After graduation, Chris took the skills workshop training to General Fraternity Headquarters, where he worked as the Director of Expansion. The training served as the foundation for the Sigma Nu recruitment blue book.

The Resolve to Go Against the Tide

Years after their initial partnership, Lindsay and Chris each came to a crossroads. They chose paths that took them away from Sigma Nu, but eventually brought their partnership full circle. Lindsay was two-and-a-half years into his college career at Fresno State, but he still hadn’t declared a major. “I needed to go figure out what I really want to do,” Lindsay says.

So, he did what every mother hopes her child never does—he dropped out of college and grew his hair out. He held various jobs and traveled intermittently until he rediscovered what he calls his creative calling.

Inspired to build an online business, Lindsay enrolled at the Art Institute in San Diego, where he studied web design and interactive media, and finished his degree. In 2012, he founded Round Two Creative Group. After a failed initial partnership, he needed someone with a strong work ethic and determination, someone with whom he worked well.

Meanwhile Chris had established Sigma Nu chapters throughout the country, developed business acumen, and trained leaders in his director role. But after six years of dedicated service, he wanted a new challenge.

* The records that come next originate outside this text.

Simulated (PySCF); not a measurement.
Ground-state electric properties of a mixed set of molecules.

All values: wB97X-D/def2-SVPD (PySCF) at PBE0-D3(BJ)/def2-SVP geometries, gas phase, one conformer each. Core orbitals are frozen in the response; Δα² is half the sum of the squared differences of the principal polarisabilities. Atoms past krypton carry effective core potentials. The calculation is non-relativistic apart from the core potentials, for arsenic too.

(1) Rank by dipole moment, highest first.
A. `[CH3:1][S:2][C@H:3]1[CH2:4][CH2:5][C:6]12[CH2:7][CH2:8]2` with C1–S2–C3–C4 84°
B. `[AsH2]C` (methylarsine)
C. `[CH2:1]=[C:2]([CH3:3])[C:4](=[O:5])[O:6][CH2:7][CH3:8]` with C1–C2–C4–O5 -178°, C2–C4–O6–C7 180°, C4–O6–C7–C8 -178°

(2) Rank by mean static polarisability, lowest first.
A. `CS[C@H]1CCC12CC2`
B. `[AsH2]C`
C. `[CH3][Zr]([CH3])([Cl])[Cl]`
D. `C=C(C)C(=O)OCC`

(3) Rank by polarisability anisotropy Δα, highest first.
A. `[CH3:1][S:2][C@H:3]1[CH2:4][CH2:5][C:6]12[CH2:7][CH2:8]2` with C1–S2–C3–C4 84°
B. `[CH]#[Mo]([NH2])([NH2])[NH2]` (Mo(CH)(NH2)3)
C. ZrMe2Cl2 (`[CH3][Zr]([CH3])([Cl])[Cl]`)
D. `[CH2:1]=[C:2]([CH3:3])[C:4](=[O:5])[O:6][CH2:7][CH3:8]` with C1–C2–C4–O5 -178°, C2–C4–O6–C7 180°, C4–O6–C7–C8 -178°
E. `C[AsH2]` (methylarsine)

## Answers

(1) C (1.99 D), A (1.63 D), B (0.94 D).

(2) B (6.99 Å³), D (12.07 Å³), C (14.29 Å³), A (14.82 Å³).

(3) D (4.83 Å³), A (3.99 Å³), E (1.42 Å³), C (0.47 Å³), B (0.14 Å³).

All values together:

That challenge came from Scott Christie, who served as a mentor to Chris at headquarters. “When I was your age, I did this trip around the world,” Scott told him. “It was the coolest thing I ever did. You should do something like that.” Chris considered Scott’s advice: What would it be like to leave everything behind, pack a sole backpack and travel around the globe? He couldn’t imagine; he knew only that it would change him and prove that he possessed the strength to take care of himself regardless of place or circumstance.

He dove in.

After an 11-month voyage around the world that included six continents, 28 countries and zero haircuts, Chris returned to the US sporting long hair that inched toward his shoulders—and the confidence that he could do anything. Call it fate or just good fortune, but Chris returned to the country jobless at the exact moment Lindsay needed a business partner. There was little to discuss; their time together at Fresno State had proven they were a formidable team. Chris quickly joined Lindsay at Round Two, and the two built their clientele, which included a national contract with the scooter company Razor.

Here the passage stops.